Economic forecasters really ought to get out more. As recently as March, many were saying that the U.S. economy for all intents and purposes had stalled in the first quarter of 2019. They blamed the government shutdown, something called the “wearing off” of the economic stimulus provided by Trump’s Tax Cuts and Jobs Act, and of course, the weather. The consensus of Blue Chip economists yesterday was first quarter growth of 1.5 percent while economists polled by MarketWatch were slightly more optimistic, at 2.3 percent.
Instead, the U.S. economy astonished them all. According to the Bureau of Economic Analysis (BEA), the U.S. economy grew at an annualized rate of 3.2 percent in the first quarter of 2019. The BEA noted that the economy continues to fire on all cylinders: “The increase in real (inflation-adjusted) GDP in the first quarter reflected positive contributions from personal consumption expenditures, private inventory investment, exports, state and local government spending, and non-residential fixed investment.”
As a bonus, the BEA also reported that inflation remained tame, with price increases coming in at 1.3 percent on an annualized basis. Also noted was the fact that the government shutdown took 0.3 percent growth out of the economy in the first quarter. In other words, the economy is even stronger than the BEA reported.

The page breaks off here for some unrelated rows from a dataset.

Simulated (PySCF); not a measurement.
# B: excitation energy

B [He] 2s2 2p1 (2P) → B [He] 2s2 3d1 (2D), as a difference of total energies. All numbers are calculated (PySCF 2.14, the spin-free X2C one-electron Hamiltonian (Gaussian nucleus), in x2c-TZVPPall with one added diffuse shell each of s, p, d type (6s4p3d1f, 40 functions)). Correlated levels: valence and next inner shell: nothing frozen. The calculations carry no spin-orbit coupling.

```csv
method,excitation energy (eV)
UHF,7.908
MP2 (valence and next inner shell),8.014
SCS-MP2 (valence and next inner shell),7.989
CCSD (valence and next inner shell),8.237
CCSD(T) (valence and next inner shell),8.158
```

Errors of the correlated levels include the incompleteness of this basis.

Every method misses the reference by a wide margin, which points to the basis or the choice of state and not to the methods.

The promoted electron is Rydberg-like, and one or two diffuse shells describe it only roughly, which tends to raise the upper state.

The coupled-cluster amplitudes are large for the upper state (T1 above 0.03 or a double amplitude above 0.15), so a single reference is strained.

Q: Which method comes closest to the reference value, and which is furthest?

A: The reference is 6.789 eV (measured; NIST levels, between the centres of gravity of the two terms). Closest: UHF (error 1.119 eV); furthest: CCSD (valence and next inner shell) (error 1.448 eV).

Typical perhaps of one of those Blue Chip economists is John Lonski, who appeared on Fox Business on Friday morning just as the BEA report was released. Lonski is the managing director and chief capital markets economist of Moody’s Analytics. He was cited as the most accurate forecaster during the four years ending in 2013. Earlier he enjoyed the same appellation from the Wall Street Journal in June 2004. He is so highly regarded that he participates in a number of polls, including those taken by the Wall Street Journal, Bloomberg News, Reuters and the prestigious Philadelphia Federal Reserve’s Survey of Professional Forecasters.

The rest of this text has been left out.